NEW YORK (Reuters) - When your children’s concept of pocket change involves actual change, helping them keep track of their money is pretty easy. But when they start needing serious coin to gas up a sports utility vehicle or travel abroad, you need more sophisticated financing alternatives like a credit card.
Keith Singer saw the light when his teenage son’s backpack was stolen at school, and he realized there had been $300 in his wallet. “He lost all his money,” said Singer, a wealth manager from Hollywood, Florida.
Here are some options, along with what you need to know before you give your teen access to credit:
Your credit card
Pros: Adding your child as an authorized user should take a simple phone call, and the child will have her own card to use. You can usually get a separate accounting of their charges.
Cons: The card will have your credit limits. Plus, no restrictions will be imposed on spending. Also, U.S. cards do not always work in foreign countries. They often have high transaction fees abroad, especially for cash advances.
Parents say: It's hard to trust a teen with your own credit. Curtis Arnold, editor-in-chief of cardratings.com (cardratings.com), added his two oldest children as authorized users on his accounts, but never gave them the cards. "We've never felt comfortable handing them a card other than for one-time use," he says. His top fear: they would lose it.
Bank account with ATM card
Pros: It may take an in-person visit to a bank to open up an account for a minor, but then you can link it to a parent’s account to easily transfer funds. The ATM card makes it easy to get cash while traveling and can be used as a credit card. If you do not sign up for overdraft protection, transactions will be denied when funds are not available.
Cons: Beware that fees can rack up if the account does go negative or below a required minimum. Debit cards do not offer all the same consumer fraud protections as credit cards. They may incur overseas transaction or ATM service fees, and they require parental attention to keep adding funds.
Parents say: When one of Elizabeth Powell’s 16-year-old triplets went to England last summer, he opened up an account at his dad’s credit union. Then she transferred in several hundred dollars a month. The teen was able to use the debit card for his needs in British pounds, with minimal fees. “The system worked perfectly,” Powell said.
Keith Singer says one additional benefit for the bank account he opened for his son, who is now 17, is that it encouraged the teen to deposit his summer earnings.
Prepaid debit card
Pros: Getting one is easy, and most have slick mobile interfaces. As they are not linked to any bank account or credit line, there are fewer worries about overspending, loss or identity theft. Some cards, like Oink (www.oink.com/oinkcard), allow parents to restrict spending in certain categories, like alcohol.
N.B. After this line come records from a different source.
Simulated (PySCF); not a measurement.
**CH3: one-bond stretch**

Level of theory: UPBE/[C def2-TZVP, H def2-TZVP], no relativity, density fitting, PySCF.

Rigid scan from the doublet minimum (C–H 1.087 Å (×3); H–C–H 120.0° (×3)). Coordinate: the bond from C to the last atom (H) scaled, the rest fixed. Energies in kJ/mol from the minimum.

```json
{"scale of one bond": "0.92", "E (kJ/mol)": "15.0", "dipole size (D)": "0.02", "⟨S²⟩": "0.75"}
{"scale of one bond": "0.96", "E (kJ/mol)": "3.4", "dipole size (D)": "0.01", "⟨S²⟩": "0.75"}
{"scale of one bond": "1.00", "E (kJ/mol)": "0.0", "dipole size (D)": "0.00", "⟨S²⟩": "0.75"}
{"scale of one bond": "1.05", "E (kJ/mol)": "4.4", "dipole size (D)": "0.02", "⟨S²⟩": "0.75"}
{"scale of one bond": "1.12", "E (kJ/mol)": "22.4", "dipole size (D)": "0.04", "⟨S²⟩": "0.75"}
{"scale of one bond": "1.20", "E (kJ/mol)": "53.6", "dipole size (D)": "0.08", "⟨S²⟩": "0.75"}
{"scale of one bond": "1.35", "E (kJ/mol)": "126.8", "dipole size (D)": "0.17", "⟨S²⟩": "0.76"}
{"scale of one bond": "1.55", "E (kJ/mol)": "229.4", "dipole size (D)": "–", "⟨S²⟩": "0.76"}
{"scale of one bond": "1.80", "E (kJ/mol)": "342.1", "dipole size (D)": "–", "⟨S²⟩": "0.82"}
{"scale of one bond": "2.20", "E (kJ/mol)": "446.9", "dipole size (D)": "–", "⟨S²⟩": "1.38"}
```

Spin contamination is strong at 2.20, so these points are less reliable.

Cons: Some prepaid cards come with lots of hidden fees just to access your own money. They do not help build a credit history.
Parents say: Arnold likes the Bluebird card (www.bluebird.com/) offered by Wal-Mart Inc and American Express Co because, he says, "it's like a credit card on training wheels."
Most of all, he likes the relative safety of it. His oldest son had a credit card that was compromised while he was a senior in college. “With a prepaid, you don’t run that risk because they could wipe out the account, but not the whole checking account,” Arnold says.
Personal credit card
Pros: Building a credit score at 18 is smart. A typical newcomer does not start at zero, but rather at around 600, says Greg Lull, head of consumer insights at Credit Karma (www.creditkarma.com/). That is in the middle range between the top of 850 and the bottom of 300.
Cons: If your young adult is not ready to handle the responsibility, his credit score will drop, and he will build up debt. Most young adults bottom out at age 21 before turning things around, says Lull.
Parents say: When our kids are ready, we’ll go for it. Arnold says of his third child, who is now 17: “Once he gets through freshman year of college, maybe we’ll do regular debit card, and then as an upper classmen, get a student credit card for him.”